SEOUL — How can the airfreight industry knock down barriers and improve the supply chain?
That was the question addressed by an industry panel at the TIACA Air Cargo Forum in Seoul on Tuesday. Suggestions ranged from emulating the practices of integrators to accelerating the move to go paperless.
Jae-Dong Eum, Korean Air’s vice president cargo marketing, started off the discussion by rattling off a laundry list of challenges facing the industry such as modal competition and cost pressures.
“We receive high cost pressure from shippers, pushing us even stronger than before,” Eum said. “We also face regulatory issues and environmental issues. These result in extra costs for airlines.”
Essa Al-Saleh, CEO and president global integrated logistics for Agility Logistics, said he was concerned about the continuous pressure from shippers and carriers which cannot lower prices. The solution to these problems: find new opportunities and markets, he said.

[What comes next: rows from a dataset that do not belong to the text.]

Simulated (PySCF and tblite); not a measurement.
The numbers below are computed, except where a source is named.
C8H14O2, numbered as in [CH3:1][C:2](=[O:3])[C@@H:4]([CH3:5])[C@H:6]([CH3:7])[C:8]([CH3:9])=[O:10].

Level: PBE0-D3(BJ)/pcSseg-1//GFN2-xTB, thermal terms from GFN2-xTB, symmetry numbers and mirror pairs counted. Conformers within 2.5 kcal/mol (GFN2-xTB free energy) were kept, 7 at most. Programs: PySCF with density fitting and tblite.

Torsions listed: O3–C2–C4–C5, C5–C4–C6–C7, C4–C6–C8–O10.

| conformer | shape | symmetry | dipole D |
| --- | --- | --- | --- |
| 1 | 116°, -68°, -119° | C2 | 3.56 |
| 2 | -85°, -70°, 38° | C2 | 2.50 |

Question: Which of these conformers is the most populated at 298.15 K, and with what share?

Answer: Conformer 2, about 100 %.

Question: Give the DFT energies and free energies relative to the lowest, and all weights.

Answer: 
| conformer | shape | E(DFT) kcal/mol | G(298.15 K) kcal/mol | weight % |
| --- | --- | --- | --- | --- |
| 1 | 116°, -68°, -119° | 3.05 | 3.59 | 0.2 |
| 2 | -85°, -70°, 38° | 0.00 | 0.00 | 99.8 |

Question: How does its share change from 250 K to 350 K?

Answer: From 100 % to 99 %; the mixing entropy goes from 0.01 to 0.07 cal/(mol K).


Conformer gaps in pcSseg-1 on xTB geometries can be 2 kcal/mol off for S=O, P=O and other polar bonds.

“We need to improve productivity and we need increased collaboration.”
Enno Osinga, senior vice president, cargo at Amsterdam Airport Schiphol, said streamlining supply chains like the integrators might be one way to move toward IATA’s goal of taking 48 hours out of throughput time.
“IATA represents the airlines, so unless the airlines invent something magic to fly much faster, it’s a challenge with nothing to fix it,” Osinga said. “The only ones who can fix it is the rest of the supply chain, the airports, the freight forwarders, truckers and the handling companies. They must make sure to avoid unnecessary delays. The World Customs Organization also plays a fundamental role. It’s essential to build systems that provide full transparency. We need to try to achieve what the integrators have achieved for many years.”
The stakes are high, said Eric Vennekens, director of trade and infrastructure for ASML, a Dutch supplier of lithography systems to the semiconductor industry.
“We are working in the semiconductor industry, where every second counts,” Vennekens said. “An hour of earlier delivery of parts is a huge benefit to us and our customers. We need to work together as a total supply chain to refine improvements.”
Vennekens added that improved efficiencies in the supply chain and better collaboration along the chain could help trim some of that 48-hour goal. However, Osinga came back to the integrators model.
“The model is there, if you look at the integrators,” Osinga said. “They have a complete integrated chain. They tend to look at the total and a have a holistic view of the whole chain.”
Transparency, reliability and flexibility are key ingredients, ASML’s Vennekents said.
“It’s not always about costs. That may sound strange coming from a shipper, but I am willing to pay a little more for these.”
Representing the technology side of air cargo, Jos Nuijten, vice president of network integration strategy at Descartes Systems Group, said one way to push the industry forward would be to go cold turkey on paper air waybills.
“One reason that air cargo is so siloed is there is still a large dependency on paper,” Nuijten said. “That means that a lot of the parties involved have decided that that is their only information sources. They just hang on to that piece of paper. If we just get rid of it, it will be difficult for a couple of months, but it will force everyone to use electronic information. I say get rid of paper, get rid of the training wheels and that will speed up the supply chain.”
Al-Saleh of Agility Logisitics said that while there is a need to examine the entire supply chain, he worried that a quick move to standardization would result in reduced flexibility.
“In the freight forwarding environment, you have to have the ability to handle different sizes and weights in different markets depending on when the shipments come in and what customers require,” he said.
Kum noted that while Korean Air is moving hard to go paperless, the move is going slower in some countries.
“Some of our China customers are not ready for that kind of thing,” he said.